I got the heck out of there. That being said, the founder Daniel Robbins is a nice guy and taught me a lot.


Daniel Robbins also left, he has since set up a Gentoo meta-distribution called Funtoo http://www.funtoo.org/


I did not know that, thanks.


I realise you're done with Gentoo, but I just want to make sure people are aware of

  ACCEPT_KEYWORDS="~amd64"
which automatically installs "unstable" versions of packages. Unstable is pretty damn stable in my experience. Maybe not server-proof, but fine for a desktop.


"fresh" means recent, but not "I want to be a tester" :-) From the developer handbook:

> The purpose of ~arch is for testing new packages added to Portage. ... The use of ~arch denotes an ebuild requires testing.

Most original developers don't release broken packages so in general new versions tend to be stable.

This covers the moving from ~arch to arch: http://www.gentoo.org/proj/en/devrel/handbook/handbook.xml?p...

The guideline there is about a month and no outstanding bug reports. That would be perfect, but unfortunately packages lag because it is easier for the maintainer to not mark them stable. It has probably been discussed before, but the inertia being towards things going stable with inaction rather than the other way around would help.


> " Gentoo also provides some fantastic tools for maintaining your system. ‘eselect’, for example, makes it easy to symlink your kernel,"

This whole post could have been sarcasm. I know it isn't, but, this is exactly what I never ever want from the computer I use for daily tasks. I just want it to work.


The kernel symlinking is actually a rather unnecessary eselect module. An example of a more useful module is switching your system's default python from 2.7 to 3 to 2.6 in one command instead of changing the symlink for the various python commands.


I used to be a major Gentoo user for years, but moved production servers over to FreeBSD because every few weeks commits to the portage tree would break my servers requiring hours of "massaging" to get packages compiled.
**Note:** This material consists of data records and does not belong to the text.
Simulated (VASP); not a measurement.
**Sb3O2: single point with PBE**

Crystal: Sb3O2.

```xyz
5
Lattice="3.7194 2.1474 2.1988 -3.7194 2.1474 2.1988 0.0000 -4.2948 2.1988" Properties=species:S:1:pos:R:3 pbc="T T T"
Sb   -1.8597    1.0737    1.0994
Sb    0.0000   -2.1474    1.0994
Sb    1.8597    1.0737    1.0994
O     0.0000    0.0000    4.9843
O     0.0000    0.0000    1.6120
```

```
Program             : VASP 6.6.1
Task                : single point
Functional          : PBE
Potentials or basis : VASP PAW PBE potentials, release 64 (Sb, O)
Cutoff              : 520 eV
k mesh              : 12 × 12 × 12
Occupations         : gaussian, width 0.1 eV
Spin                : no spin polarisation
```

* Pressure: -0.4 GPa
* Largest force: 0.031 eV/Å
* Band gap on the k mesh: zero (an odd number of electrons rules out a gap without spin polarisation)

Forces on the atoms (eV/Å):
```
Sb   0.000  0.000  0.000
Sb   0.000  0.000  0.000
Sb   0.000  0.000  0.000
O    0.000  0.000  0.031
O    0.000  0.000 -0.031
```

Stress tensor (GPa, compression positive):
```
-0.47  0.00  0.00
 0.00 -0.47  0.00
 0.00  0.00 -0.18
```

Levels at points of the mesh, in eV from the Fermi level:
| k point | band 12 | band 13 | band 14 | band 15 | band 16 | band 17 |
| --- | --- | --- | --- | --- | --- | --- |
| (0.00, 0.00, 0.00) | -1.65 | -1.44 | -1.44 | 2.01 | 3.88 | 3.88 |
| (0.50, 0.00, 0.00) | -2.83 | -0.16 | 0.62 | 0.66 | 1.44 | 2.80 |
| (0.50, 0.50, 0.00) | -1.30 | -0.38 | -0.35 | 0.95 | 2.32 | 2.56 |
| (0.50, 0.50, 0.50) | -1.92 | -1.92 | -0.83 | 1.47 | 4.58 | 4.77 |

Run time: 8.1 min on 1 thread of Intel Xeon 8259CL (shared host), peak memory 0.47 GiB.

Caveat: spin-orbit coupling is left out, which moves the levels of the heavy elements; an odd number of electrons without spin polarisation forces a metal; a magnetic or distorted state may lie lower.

Portage is brilliant, and *BSD would benefit heavily from it, but at the time it just wasn't production ready. Too bad the GentooBSD project has been dead in the water for a few years.

I wrote a guide years ago on setting up a Stage 1 install[1], it's heavily out of date but may provide an insight into how things on the Gentoo side have changed over the years.

[1] http://matt.xerq.net/gentoo_stage1.txt


I used Gentoo a while ago, and I did enjoy the experience, but found the culture and system to be a bit mired in old stubborn tradition.

An interesting fork-ish project is Exherbo, which is basically Gentoo but much lighter (in architecture, not performance really), cleaner (in my opinion) and modern.

It's not for everyone, but if Gentoo tickled your fancy but you found it a bit old-feeling, give Exherbo a shot!

http://www.exherbo.org/

Full disclosure: I have absolutely no connection with Exherbo or its maintainers.


As another Gentoo alternative, I'd suggest Funtoo which is essentially a set of patches on top of Gentoo by the original creator.


Let's also not forget Gentoo is the basis of the amazing SystemRescueCD http://www.sysresccd.org


Years ago, I once tried to rescue a disk with this and the CD would not boot the computer... apparently because it needed to access a hard disk to boot. Perhaps I am not well schooled in the arts of systemrescuecd, but that just made me laugh. They may have fixed this in the years since, but I lost any confidence in systemrescuecd.

Instead, I booted with a BSD kernel having an embedded root filesystem and proceeded to rescue the disk.

This is why I often can't take Gentoo users seriously. Some certainly know what they're doing (Google built their systems from Gentoo, didn't they?). But too many others only think they do.


Replying to this just to let you know that it seems you've been hellbanned - each of your last three comments is [dead], although none seems offensive or inappropriate.


Thanks. So what does it mean if you are "hellbanned" but the comments are neither offensive nor inappropriate?

Is hellbanning automated, or is it the work of human judgment? Perhaps it is a technical issue that results in [dead] comments?


Portage is really worth the time it takes to setup Gentoo. Really, it doesn't take more than a few hours on a server install, and most of it is unattended.

There's also Funtoo (http://funtoo.org) out there, which is maintained by the creator of Gentoo (Daniel Robbins). It has a couple of neat features like a git-based portage tree, for example.


Many of the reasons which the author mentions as why they chose Gentoo are precisely the reasons why I choose FreeBSD.

I really like the ports system, and from what I've heard, Portage is based on the FreeBSD ports system.


We're talking about a sample size of one computer here right?


So you have a Core i7 to build the package quick, then, you use it for 1% of the time.

Sounds great.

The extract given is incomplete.